Feds reject Armstrong's motion to dismiss whistleblower suit

The US Federal Government rejected on Monday a motion to dismiss Floyd Landis's whistleblower lawsuit against Lance Armstrong, Johan Bruyneel and former US Postal Service team owners Tailwind Sports Corp. The lawsuit alleges that Armstrong and the team management defrauded the government by doping in order to win, and if successful could cost Armstrong $120 million, three times the entire amount of US Postal Service's sponsorship, which was $40 million.

Armstrong's attorneys had argued that the sponsor should have known of the riders' doping, because a French investigation in 2000 looked into such allegations, but the US attorneys rejected that argument.

"The Postal Service, like millions of others, cannot be faulted for having been deceived by Armstrong," they wrote in a filing issued Monday.

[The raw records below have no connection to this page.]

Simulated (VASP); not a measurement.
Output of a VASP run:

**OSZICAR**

Armstrong's attorneys claimed that "the government wanted a winner and all the publicity, exposure and acclaim that goes along with being his sponsor", and that it "got exactly what it bargained for."

"But the Government did not get a 'winner'," the US attorneys wrote. "On the contrary, it got a fraud, and all of the publicity and exposure that goes along with having sponsored a fraud. That is decidedly not what the Government bargained for.

"The United States should have an opportunity to recover damages for the money that it paid in reliance on Armstrong's many lies, and we therefore respectfully request that the Court deny Armstrong's motion to dismiss the Government's complaint."

Armstrong's attorneys on Monday asked that the courts consider allowing Armstrong to give his testimony for multiple lawsuits at the same time. In addition to the whistleblower suit, Armstrong has been trying to settle actions from two different insurance companies that paid out bonuses to him for winning the Tour de France, titles which have now been stripped, among others.

"Lance Armstrong has been sued in five different actions in five different state and federal courts around the nation," his attorney wrote in a motion filed in federal court. "Deposing the same witnesses multiple times across those suits is a waste of the courts' and the parties' resources."

According to the Wall Street Journal, Armstrong's team has been in settlement talks with the US Justice Department and the insurance companies. He recently settled with the British newspaper the Sunday Times over a 2004 libel lawsuit he won under false pretences. A California court also undermined a lawsuit taken by a group of people who purchased his biographies "It's Not About the Bike" and "Every Second Counts", alleging that the lies contained within amounted to false advertising. The judge ruled the books were covered by the First Amendment to the US Constitution that protects free speech.